21. TE Gerald Christian, Louisville (from Florida)
Another weapon for Teddy Bridgewater? That’s what Louisville offensive coordinator Shawn Watson hopes to see out of Christian in 2013. In two years with the Gators, he only caught four passes for 72 yards and one score. However, the Florida native ranked as a four-star prospect by Rivals and played in the 2010 U.S. Army All-American Bowl. Look for the 6-foot-3 junior to be another valuable receiving threat for the Cardinals in 2013.

22. DE Shawn Oakman, Baylor (from Penn State)
Baylor’s defense made progress in the final weeks of 2012, and with seven starters back, the Bears should continue that momentum into 2013. Chris McAllister and Terrance Lloyd form a solid duo at end, but Oakman will push for snaps. The Pennsylvania native did not play a down at Penn State but was regarded as a top-200 recruit coming out of high school. Oakman also has the necessary size (6-foot-9, 270 pounds) to be a disruptive force for Baylor’s defense.

23. RB Aaron Green, TCU (from Nebraska)
The Horned Frogs need to find a spark for their rushing attack, which ranked eighth in the Big 12 last year. An injury to Waymon James prevented the ground game from getting on track, but the offense also needs more help from the line. Green’s arrival should bolster the rushing attack, as he ranked as one of the top-10 running backs in the nation coming out of high school. In one year with Nebraska, Green rushed for 105 yards and two scores. He may not rush for 700 yards this year, but TCU will be counting on the sophomore to be a key cog in the backfield rotation.

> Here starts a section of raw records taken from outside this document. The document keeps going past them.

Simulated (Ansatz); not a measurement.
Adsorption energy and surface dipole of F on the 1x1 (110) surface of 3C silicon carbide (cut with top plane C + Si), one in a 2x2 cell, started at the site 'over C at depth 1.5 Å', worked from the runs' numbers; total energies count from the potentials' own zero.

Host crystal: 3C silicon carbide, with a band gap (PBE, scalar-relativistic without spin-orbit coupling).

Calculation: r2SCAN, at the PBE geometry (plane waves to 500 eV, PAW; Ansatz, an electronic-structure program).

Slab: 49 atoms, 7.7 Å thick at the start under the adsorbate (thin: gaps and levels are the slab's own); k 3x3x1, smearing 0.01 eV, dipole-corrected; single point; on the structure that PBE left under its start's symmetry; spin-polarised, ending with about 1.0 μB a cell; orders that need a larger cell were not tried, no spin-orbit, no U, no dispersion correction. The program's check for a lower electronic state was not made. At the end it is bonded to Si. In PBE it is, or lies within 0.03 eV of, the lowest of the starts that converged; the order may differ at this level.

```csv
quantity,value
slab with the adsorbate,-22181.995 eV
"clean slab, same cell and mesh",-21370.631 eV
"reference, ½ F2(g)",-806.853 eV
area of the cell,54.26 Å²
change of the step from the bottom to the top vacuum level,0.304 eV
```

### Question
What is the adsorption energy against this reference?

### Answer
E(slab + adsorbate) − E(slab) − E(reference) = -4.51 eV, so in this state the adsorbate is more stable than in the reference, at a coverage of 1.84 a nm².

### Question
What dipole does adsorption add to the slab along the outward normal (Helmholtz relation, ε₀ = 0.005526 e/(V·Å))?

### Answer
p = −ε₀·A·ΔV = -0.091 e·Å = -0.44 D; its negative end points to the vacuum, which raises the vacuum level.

24. LB Kellen Jones, Clemson (from Oklahoma)
Jones followed coordinator Brent Venables from Oklahoma to Clemson and will join a talented and improving Tigers linebacking corps this year. The Texas native played in 12 games and recorded 10 tackles as a freshman with the Sooners in 2011. Jones could see time at all three linebacker spots for the Tigers in 2013. 

25. CB Tyler Patmon, Oklahoma State (from Kansas)
It’s rare to see a player transfer within a conference for his senior year, but that’s the case with Patmon after spending three seasons at Kansas. The Texas native started all 12 games at cornerback for the Jayhawks in 2012 and made seven starts in ‘11. Patmon may not be an All-Big 12 performer for Oklahoma State, but his addition is a valuable one, especially in terms of depth in a secondary that must replace Brodrick Brown and ranked 110th nationally in pass defense last year.

Bonus: WR Nick Harwell, Kansas (from Miami, Ohio)
Harwell still has some work to do in order to be eligible at Kansas this fall. However, should the All-MAC receiver graduate from Miami (Ohio), he will give the Jayhawks’ offense a much-needed go-to receiver. In three years with the RedHawks, Harwell grabbed 229 passes for 3,166 yards and 23 scores. He tied the school record with 15 100-yard receiving games and ranked first in the MAC with an average of 96.7 yards per game in 2012. Assuming he’s eligible in 2013, Harwell will be a starter for the Jayhawks from the first snap of fall camp.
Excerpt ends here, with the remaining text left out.